The 81-year-old father of six and grandfather of 10, whose body of work in film, photography and writing spans four decades and more, has lost none of the fire that drove him to leave a safe job at RTÉ back in 1969.
Montrose’s loss was then the west of Ireland’s gain. Quinn was determined to shatter the romantic representations of Paul Henry and John Huston through more than 100 works of film, documentary and experimental work for his company, Cinegael.
His film work includes Caoineadh Airt Uí Laoghaire (1974), Cloch (1975), Self-Portrait with Red Car (1976), Poitín (1977), Listen (1978) and The Family (1979). There followed Budawanny (1987), shot on Clare Island, in Co Mayo; Pobal, in London, Boston and Germany (1988-90); The Bishop Story (1993), Graceville (1997), Atlantean 2: Navigatio (1998), It Must Be Done Right (1999), The Emigrant Dance (2000), Laoch (2003) and ConTempo Goes West (2005).
Quinn still gets requests for copies of his Atlantean quartet of films and accompanying book, questioning Ireland’s so-called “Celtic” origins, from early 1980s. Two of his films are in the collection of the Museum of Modern Art in New York, he is a longtime member of Aosdána, and he received a lifetime award from the Irish Film Institute; he gave his extensive archive to NUI Galway in 2010.

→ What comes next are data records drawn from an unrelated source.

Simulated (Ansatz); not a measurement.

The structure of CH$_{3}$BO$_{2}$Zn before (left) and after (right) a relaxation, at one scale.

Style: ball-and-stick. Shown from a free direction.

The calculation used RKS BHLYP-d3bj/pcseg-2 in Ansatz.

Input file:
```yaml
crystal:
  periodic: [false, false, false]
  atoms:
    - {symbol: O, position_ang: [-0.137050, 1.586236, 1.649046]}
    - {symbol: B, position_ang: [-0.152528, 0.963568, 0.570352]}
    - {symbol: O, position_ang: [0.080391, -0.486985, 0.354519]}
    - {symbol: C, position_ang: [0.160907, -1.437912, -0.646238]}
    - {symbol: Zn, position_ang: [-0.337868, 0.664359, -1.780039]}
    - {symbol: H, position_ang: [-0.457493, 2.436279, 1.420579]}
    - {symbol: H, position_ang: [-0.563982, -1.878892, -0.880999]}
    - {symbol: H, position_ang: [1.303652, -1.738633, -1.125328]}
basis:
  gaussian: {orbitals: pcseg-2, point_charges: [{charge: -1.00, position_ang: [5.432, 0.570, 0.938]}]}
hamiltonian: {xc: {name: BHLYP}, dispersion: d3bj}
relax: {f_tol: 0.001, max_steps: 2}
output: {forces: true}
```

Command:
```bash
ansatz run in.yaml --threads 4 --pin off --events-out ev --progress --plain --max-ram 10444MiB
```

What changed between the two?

I didn't become a television producer until I was 27, after a plethora of different jobs and a stint as a trainee in RTÉ , but I was lucky in that they knew I'd produce something fairly professional,"
He learned Irish, campaigned for Gaeltacht civil rights and was part of a movement that led to the establishment by Michael D Higgins, as minister for arts, of what is now TG4.
His criticisms of the commercialisation of the national broadcaster – articulated in the book Sit Down and Be Counted, which he wrote with Lelia Doolan and Jack Dowling in 1969 – may have fallen on deaf ears, but he was appointed to the RTÉ Authority in June 1995.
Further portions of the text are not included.